Political deadlock in the Italian elections reignites fears over the eurozone crisis, as a hung parliament beckons and markets react with an immediate rise in borrowing costs for the country.

Deadlock in the Italian elections leads to an immediate rise in the borrowing costs of the eurozone's third biggest economy as a hung parliament beckons (Getty)

The bond markets reacted against Italian voters' failure to elect a majority government to replace Mario Monti's technocratic administration.

The result was a reaction against the austerity measures pursued by Mr Monti, who came fourth with just 10 per cent of the vote.

In contrast, the anti-austerity Five Star Movement, headed by comic Beppe Grillo (pictured here), picked up 25.5 per cent of the vote - a better showing than that achieved by any other single party in Italy's lower house.

Pier Luigi Bersani's centre-left bloc won 29.5 per cent of the vote in the lower house, just ahead of Silvio Berlusconi's centre-right bloc, which won 29.2 per cent.

Forced out

While Mr Berlusconi, who was forced out of office in 2011 amid allegations of sex with an underage prostitute, is placed to take more seats than Mr Bersani in the upper house, he is unlikely to win a majority.

French Finance Minister Pierre Moscovici said Mr Monti "carried out policies that seemed hard to the Italians and he did not get their full vote".

He added: "What I hope is that Mr Bersani will be able to form a government , a government that can be for us a friendly counterpart and which is committed to European construction."

German Economy Minister Philipp Roesler said heavily indebted Italy - the eurozone's third biggest economy - had to continue the austerity measures pursued by Mr Monti's government.

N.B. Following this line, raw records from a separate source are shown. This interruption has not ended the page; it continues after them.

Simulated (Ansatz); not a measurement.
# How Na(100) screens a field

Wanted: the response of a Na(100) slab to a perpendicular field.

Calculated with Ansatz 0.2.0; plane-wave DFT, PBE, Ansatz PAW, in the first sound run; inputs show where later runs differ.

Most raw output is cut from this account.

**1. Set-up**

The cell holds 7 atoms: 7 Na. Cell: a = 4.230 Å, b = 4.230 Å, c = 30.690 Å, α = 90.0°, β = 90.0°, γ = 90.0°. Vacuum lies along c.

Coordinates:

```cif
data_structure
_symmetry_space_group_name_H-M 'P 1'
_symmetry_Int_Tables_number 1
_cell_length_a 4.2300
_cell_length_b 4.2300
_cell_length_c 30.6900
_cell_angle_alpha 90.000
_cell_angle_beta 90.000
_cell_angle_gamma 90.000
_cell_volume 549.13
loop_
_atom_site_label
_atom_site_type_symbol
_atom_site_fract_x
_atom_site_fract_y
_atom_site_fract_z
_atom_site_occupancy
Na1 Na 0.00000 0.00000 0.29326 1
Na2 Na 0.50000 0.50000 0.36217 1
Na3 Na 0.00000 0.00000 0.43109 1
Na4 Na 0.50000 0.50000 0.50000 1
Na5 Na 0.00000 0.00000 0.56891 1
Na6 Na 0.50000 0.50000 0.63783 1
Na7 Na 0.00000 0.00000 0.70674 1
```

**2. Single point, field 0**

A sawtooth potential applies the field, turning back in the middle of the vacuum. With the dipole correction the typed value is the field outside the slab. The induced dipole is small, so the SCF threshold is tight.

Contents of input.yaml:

"There is no alternative to the structural reforms that are already under way and which include consolidating the budget and boosting competitiveness," he said.

The indecisive result, which could lead to new elections, has implications for Europe's ability to withstand the financial crisis it has been battling against in recent years.

Ireland, Portugal, Greece and Spain have received bailouts to help them through the crisis, but Italy is considered too big to help in the same way.